The Tabeguache post office was established Feb. 22, 1869, and discontinued Sept. 20, 1869.
The site of the community appears on no map. The only clues to its existence are from post office records and an 1876 Rand McNally Pioneer Atlas, which does not include the site except in the legend, which reads “Tebeguache, 17 m N W Walsenburgh” [that was back when Walsenburg had an aitch at the end]. The only other settlements shown in Huerfano County on the body of the map were Cucharas, Spanish Peaks [La Veta before it was La Veta], St. Mary [St. Mary’s], Badito and Butte Valley. The map also shows “Vite Mt” [Veta Mt., now Mt. Mestas], Huerfano River, “S de Christo [Cristo] Pass,” Sheep Mt, Greenhorn Mt, Cucharas River and Apache Creek. The spellings show either that Rand McNally maps had not yet hit their usual [for today] accuracy, or that no one in the area knew how to spell these place names either.
It’s extremely difficult to know exactly where 17 miles northwest of Walsenburg would put us today, not knowing a route. The 1860’s trails would most naturally head north from Walsenburg to St. Mary’s, one of Huerfano’s oldest communities, and thence west up the Huerfano River to the sites of Badito and later Farisita. Since we no longer have the old trails, mileage is hard to determine.
Tabeguache, historians tell us, is a Ute word meaning “people living on the warm side of the mountain.” The Tabeguache Utes were known to live in southeastern Colorado and northeastern New Mexico, at least until they were forced onto reservations to the west of the Continental Divide. One Tabeguache chief, and the most famous, was Ouray, and his tribe’s hunting grounds stretched from New Mexico to the environs of Pike’s Peak, though prospectors around the latter chased the natives south. Or, if you heed other Native American historians, the Tabeguache roamed the San Luis Valley south into New Mexico. It seems the Tabeguache more or less went where they wanted, and more power to them.

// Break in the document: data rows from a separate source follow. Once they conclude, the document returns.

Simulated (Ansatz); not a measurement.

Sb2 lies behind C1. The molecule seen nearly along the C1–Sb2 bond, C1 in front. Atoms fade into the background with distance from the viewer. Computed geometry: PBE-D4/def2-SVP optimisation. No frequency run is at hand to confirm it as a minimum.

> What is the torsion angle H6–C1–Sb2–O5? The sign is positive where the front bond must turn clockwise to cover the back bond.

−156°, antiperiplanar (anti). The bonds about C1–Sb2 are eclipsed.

The Tabeguache were moved to a reservation in the early 1870s. This was in southwestern Colorado, and there they became known as the Uncompahgre. The name is immortalized with Tabeguache Peak, near Mt. Shavano in the Sawatch range, Tabeguache Trail between Montrose and Grand Junction, and the Tabeguache Scenic and Historic Byway around Nucla and Naturita. Tabeguache Peak is in Chaffee County, roughly 13 miles, as the crow flies, due north of Chipeta Mountain which in turn is about two miles from Mt. Ouray. You may remember Chipeta was the wife of Ouray. This too indicates the Tabeguache pretty much went where they wanted, because those points are north of the San Luis Valley, though not by much, and a long way from northern New Mexico. [Another indication that Ourays’ Utes were quite free roaming is the ghost settlement of Ula, pronounced Ulay, or Ure as it was seen occasionally, possibly oldest post office in Custer County and located about two miles northwest of Westcliffe].
Back to Huerfano’s Tabeguache. Obviously, this one did not get as much press as the other sites, but we know for a fact that Ouray visited our area regularly. He was chief of the Tabeguache in the 1860s, so one assumes it was his own tribe that originated the name of the post office, in operation only during 1869.
Former State Senator Charles Hayden, you may recall, wrote a biography about his father, Judge Daniel J. Hayden, for the newspaper back in 1934. In it, Hayden wrote that an Indian reservation had been located near the Hayden family home and grist mill for a few years, that Ulay [the original and probably correct spelling of Ouray] was chief, and that the tribe was moved west. This no doubt refers to the area around the hamlet of Tabeguache as it is a stretch to think the Tabeguache post office was here, and the reservation was over there.
This places the post office near Badito, though whither north, south, east or west is unknown, to this writer, anyway. ”Near” the Hayden property is the only directive. Early accounts of Badito, the second Huerfano County seat (after Autobees in now Pueblo County), or third (if you count the temporary seat at Doyle’s ranch in late 1861), and a settlement claiming some 500 residents in its vicinity by the early 1870s, include no information about a nearby Indian reservation having been recently located nearby. Perhaps it was the influx of these settlers that caused the closure of the reservation post office. There was indeed an Indian reservation in the general area, but it seems to have been in Pueblo County not far from the short-lived “New Fort Wise,” aka Fort Reynolds, aka Marcy’s Camp, established in 1866-7 on the Arkansas River.
Ute reservations were scattered, and it is dubious all Utes lived on them at any one time until about 1880. An 1863 treaty ceded the San Luis Valley to the government, and an 1868 treaty created a reservation in the Cochetopa Hills. Gold was discovered there, so the Indians were not wanted there and it is possible the government deposited the residents in various places, like Huerfano County. Since Ouray was considered one of the few good Indians not dead, and a peaceable man, the government may have let him choose a home site compatible with his way of life and comfort – at least until the good settlers of Badito pushed him out. In 1874 a treaty sent the people to the very southwestern part of the state, but after the Meeker Massacre in 1879, practically the entire Ute nation was removed to Utah.
And so Tabeguache passed into history. Too bad it got lost.